Log Tecla 16 April 2014 - Back on the North side of the world -

(may the toilet water always flush the same way)
After more then a year of sailing on the Southern Hemespere, we have ( today at 14:00 board time) crossed the equator back onto the North side of the world. Things should be getting back to normal pretty soon... no more toilet flushing the opposite direction, no more weather systems turning the other way, no more upside down or backwards compass reading (rest assure only the weather system actually happened). But most off all, the end off our southern adventure. Already a little homesick we thought back about Brazil today and Australia and New Zealand are once more on the other side off the world, which makes them pretty far away again...

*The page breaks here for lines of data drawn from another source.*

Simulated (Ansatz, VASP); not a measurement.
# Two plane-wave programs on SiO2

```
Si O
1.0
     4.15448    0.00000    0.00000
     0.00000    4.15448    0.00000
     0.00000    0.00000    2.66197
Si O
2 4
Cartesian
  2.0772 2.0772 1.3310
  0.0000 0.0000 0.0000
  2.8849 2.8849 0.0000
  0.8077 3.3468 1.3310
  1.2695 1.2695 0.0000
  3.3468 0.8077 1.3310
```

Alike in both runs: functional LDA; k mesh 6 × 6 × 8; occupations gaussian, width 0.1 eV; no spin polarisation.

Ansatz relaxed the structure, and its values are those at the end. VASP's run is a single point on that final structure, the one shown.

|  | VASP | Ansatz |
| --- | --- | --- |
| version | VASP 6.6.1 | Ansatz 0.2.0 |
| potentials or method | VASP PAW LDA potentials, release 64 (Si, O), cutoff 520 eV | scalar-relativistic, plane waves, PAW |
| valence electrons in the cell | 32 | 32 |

But we went out with a blast! Last night we had a Lunar Eclips! Without knowing it I was staring at the (what I thought was a) full moon and all of a sudden I saw a piece off the top was missing around

3 in the morning... And by 4 o clock the full moon was covered in shade, such an amazing sight!! In the old days the sailors did not know what to make of the lunar eclips, and what you do not understand,

can not possibly be anything good, so it must be an omen off something bad.. Lucky for us it was not.. although we lost the wind and truely ended up in the Doldrums, we made our way further in under engine and where blessed with a visit of Neptune, just before the equator... Our new, fresh of the maritime academy in Enkhuizen, new to ocean sailing, Pollywog Tony - had to be entered and welcomed into the domain of Neptune as a Shellback with a worthy name.. Tony got his assignment, underwent the ceremony and came out as - Tony "dog tooth" Tuna.


Neptune left, we crossed the equator, went for a swim on the equator and then left again under engine. Now with sails as support, there is a little bit off wind again, but not enough to sail. We are surrounded by showers, hopefully the morning will give us a beautiful sight of the island Soa Pedro e Soa Paolo and some wind.